As a result of the run on the Prime Fund, the SEC adopted rules in 2010 to help address liquidity and quality so that money markets would be more resilient in times of stress. However, the 2010 rules did not fully address all the newly-perceived risks associated with money market funds. For this reason additional rules were released in 2014, and will be enforced later this year.

What are the changes?

Under the new SEC rules there are significant trading restrictions on money market securities. There are four big changes:

  1. Institutional prime money market funds will be required to maintain a floating NAV. This will help reduce what is known as the “first-mover advantage.” With a stable NAV investors who sell first take advantage of the floating NAV, leaving those late to sell to bear the costs.
  2. Fees and gates will be in place to prevent a run on a money market fund. Much like the reserve requirements of banks, money market funds will need to maintain certain levels of liquidity, and pay fees if they are unable to maintain said levels. Money market fund boards can also suspend trading if liquidity were to fall below a certain level, acting as a circuit breaker.
  3. Additional portfolio diversification will be required, as well as additional disclosure to investors, and increased stress testing requirements. Without getting too much into the gritty details, certain affiliates could not be treated as separate entities to meet diversification requirements.
  4. A simplified tax accounting method will be available to floating NAV money market fund investors. This is due to the changes in gains and losses that would otherwise result in burdensome tax reporting for impacted funds and their investors.

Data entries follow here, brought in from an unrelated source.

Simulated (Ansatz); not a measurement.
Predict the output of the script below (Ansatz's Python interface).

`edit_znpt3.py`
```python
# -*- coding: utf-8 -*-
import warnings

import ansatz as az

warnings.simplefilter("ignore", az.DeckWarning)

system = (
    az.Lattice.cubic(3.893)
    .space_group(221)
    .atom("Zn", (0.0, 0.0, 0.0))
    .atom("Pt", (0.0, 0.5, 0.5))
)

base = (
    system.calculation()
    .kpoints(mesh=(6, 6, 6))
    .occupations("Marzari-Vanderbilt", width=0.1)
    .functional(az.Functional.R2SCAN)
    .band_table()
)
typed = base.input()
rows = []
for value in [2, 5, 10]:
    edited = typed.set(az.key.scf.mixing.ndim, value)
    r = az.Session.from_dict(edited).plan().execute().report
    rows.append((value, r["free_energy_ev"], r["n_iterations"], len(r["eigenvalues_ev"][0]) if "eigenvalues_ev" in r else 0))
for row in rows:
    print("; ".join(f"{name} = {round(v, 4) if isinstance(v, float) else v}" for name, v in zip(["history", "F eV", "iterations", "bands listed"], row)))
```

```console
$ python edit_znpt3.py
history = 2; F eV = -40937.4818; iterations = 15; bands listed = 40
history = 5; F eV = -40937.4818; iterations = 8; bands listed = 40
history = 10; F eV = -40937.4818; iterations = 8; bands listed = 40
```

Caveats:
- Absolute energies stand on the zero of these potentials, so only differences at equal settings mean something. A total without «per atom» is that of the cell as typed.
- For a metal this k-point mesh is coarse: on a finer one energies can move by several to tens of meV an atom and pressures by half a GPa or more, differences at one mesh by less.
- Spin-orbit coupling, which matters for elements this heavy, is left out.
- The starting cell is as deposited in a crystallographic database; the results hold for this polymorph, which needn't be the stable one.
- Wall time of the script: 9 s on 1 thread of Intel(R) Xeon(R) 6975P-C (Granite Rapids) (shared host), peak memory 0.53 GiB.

The end result of these new rules will be better transparency and reduced risk for investors, but less assurance of a stable NAV. To be fair, there never was complete assurance of a stable NAV, as money markets are not riskless securities. Hopefully, this will be more widely recognized.

Note that US Government and Treasury money market funds are not impacted by the new rules.

How will this impact 529 plans?

Most money market funds used by 529 savings plans have been institutional due to scale, sometimes lower fees, and better potential returns. Since the new rules have been announced, a number of plans have replaced their money market funds with money markets that do not fall under the new regulations or short-term alternatives. These more conservative investments will not have a floating NAV to help ensure that the most conservative options within the plan do not lose value, though there is never a guarantee. This is not a comprehensive list, but here are a few examples of plans that have made changes in their money market options recently:

  • Vanguard has replaced its Money Market Portfolio with its Interest Accumulation Portfolio in a number of states.
  • New York’s Advisor-Guided Plan, distributed by JP Morgan, replaced its Prime Money Market Portfolio with the U.S. Government Money Market Portfolio.
  • Along with a number of other portfolio changes, Oklahoma and South Dakota removed their current Money Market option, transferring the assets of account owners using said option into the PIMCO Short Asset Investment Portfolio.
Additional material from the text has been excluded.